Angela Rayner has set out plans to build around 300,000 affordable homes with the £39bn of funding she secured from the spending review.
The Deputy Prime Minister and housing secretary adds that at least 60% of homes will be for social rent, linked to local incomes, which would mean delivering around 180,000 homes for social rent. This figure is six times higher than the decade up to 2024.
The housing department adds: “Living standards for millions of social housing tenants will also be driven up under new plans to update and modernise the Decent Homes Standard, which will be extended to privately rented homes for the first time, and minimum energy efficiency standards will be implemented for the first time in the social housing sector.”
The department will also lay out “transformative changes” to Right to Buy and other measures to protect local council housing stocks, under the Social and Affordable Homes Programme announced during last month’s spending review.
Rayner says: “With investment and reform, this government is delivering the biggest boost to social and affordable housing in a generation, unleashing a social rent revolution, and embarking on a decade of renewal for social and affordable housing in this country.”
Housing agency Homes England will be responsible for delivering the majority of the funding, with up to 30% of funding — up to £11.7bn over the 10 years — being used to support housing delivery from the Greater London Authority in the capital.

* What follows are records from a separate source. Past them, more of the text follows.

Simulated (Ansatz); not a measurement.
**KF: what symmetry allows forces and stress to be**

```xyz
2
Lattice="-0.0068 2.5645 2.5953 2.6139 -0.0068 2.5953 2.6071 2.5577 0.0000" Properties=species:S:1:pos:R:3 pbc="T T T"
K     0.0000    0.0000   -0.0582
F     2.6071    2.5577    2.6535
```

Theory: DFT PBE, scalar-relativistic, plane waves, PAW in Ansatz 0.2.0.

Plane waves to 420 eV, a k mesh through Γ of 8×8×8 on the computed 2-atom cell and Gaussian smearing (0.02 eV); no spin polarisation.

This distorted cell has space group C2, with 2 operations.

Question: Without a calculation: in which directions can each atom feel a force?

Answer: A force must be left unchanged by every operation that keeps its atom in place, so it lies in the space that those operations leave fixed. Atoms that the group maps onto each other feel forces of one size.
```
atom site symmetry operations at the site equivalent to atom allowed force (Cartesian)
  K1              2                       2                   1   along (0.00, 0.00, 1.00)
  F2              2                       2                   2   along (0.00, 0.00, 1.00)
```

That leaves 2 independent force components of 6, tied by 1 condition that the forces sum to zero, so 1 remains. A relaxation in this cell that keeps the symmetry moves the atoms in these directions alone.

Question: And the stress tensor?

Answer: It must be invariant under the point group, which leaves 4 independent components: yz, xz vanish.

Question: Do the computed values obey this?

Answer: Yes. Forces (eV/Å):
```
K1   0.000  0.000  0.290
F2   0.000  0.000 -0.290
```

The housing department adds that the Social and Affordable Homes Programme will offer “more certainty for developers” to invest in housebuilding for the future, compared to the previous five-year £12.3bn Affordable Homes Programme.
It says the Affordable Homes Programme averaged £2.3bn of spending a year, while the department’s new plan will ramp up to spend £4bn a year by the end of this Parliament.
The government will set out a new 10-year settlement for social housing rents, which will be introduced next April “to provide the social housing sector with the certainty they need to reinvest in existing and new housing stock”.